When I first arrived here, one of the standard conversations was about the weather (yep, themes for innocuous conversations are pretty much the same the world over). My Finnish colleagues and those others who'd lived here awhile seemed to take a morbid pride in the darkness and dreariness of the Finnish winter, at least the gray periods before the snow really brightened things up and, in the spring, before it got too gray from melting. In particular, the month of November came in for some pretty scathing critiques. Not only would the weather get colder and the days get darker, but it would seem like things were worse everyday: everyday it would be just that bit grayer, rainier, and darker until February when it might seem like progress was possible again--at least in terms of climate. As you can imagine, I've been oh so looking forward to November.
Now that it's here, though, I find my response to the weather really variable. Because it's a bit colder, I can actually shut my windows at night without sweating while I sleep. That's a big plus because it means that the construction outside my window doesn't always wake me up. In other words, if I'm up late working I don't have an enforced wake-up time of 7 am (Yep, the builders are VERY punctual.) With sunsets before 4 pm, too, I find that I'm happy going to bed a bit earlier. While many Finns complain about this situation making them want to sleep 10+ hours a day, I've just found it to be a good insomnia cure and a way to guarantee a good 8 hours.
Then, too, I've never been someone who has a problem with leafless trees and the starker, gray and brown landscape of winters. (I guess that complements my preference for black and white photos.) Right now it's still enough of a novelty that I like to go down to the nearby lake and observe the differences between what I experienced even 6 weeks ago and what the lake is like now.
If I keep walking until the end of the park in front of the Towers, across the big street, and into the park surrounding the lake, I eventually come to this (if I step a couple of feet further forward I'd be in mud). The picture below is a zoom across the lake to two of the posh "country" houses that turn-of-the-century Finns built here.
You can tell that this next picture is looking towards downtown: uniform skyline and telltale cranes.
Once I got to the end closest to downtown, I took this picture heading due north. The funny thing is that the lake really isn't that big; walking all the way around it is about 2.5 miles max. It does at least convey the gray on gray.

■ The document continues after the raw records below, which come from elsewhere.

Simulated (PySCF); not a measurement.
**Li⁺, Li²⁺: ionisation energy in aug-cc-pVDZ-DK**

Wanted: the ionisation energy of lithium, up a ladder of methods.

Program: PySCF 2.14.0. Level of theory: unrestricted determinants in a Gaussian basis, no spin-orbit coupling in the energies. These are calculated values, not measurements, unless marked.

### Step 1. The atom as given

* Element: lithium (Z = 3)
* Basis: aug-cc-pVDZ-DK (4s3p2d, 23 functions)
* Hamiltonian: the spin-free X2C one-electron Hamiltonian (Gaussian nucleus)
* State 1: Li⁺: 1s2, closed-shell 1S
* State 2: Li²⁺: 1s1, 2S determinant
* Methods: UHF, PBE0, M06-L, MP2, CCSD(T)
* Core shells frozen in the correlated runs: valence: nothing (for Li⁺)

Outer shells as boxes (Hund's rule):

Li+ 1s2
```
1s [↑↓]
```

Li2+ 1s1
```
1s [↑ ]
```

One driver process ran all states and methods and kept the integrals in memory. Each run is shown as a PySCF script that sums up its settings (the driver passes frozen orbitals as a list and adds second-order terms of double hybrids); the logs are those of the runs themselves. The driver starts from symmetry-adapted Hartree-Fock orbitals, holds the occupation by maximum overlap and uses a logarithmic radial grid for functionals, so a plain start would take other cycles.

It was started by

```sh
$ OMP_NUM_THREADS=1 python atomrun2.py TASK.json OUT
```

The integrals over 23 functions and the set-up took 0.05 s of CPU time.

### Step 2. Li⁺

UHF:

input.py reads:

Don't get me wrong; I have no doubt that by April I will be going nuts. As far as I'm concerned spring starts in March, but when I tell that to the Finns they just laugh. For now, though, I'll enjoy the onset of winter.
At least things haven't gotten icy yet, even with the big gale the last 2 days. For me, the only consequences were being woken up at 3:30 in the morning by the 11-story tarp on the building next door snapping in the wind and having to break out the down coat. By today, though, I'm back to the Helsinki uniform: short, black, wool coat and thick scarf. It's probably a good thing because, while I love how warm my down coat is, I still feel somewhat self-conscious walking around in something that has all the style of wrapping a feather bed around myself!
I'm curious how short the days will get by December 21 and am already planning to take sunrise and sunset pictures on that day.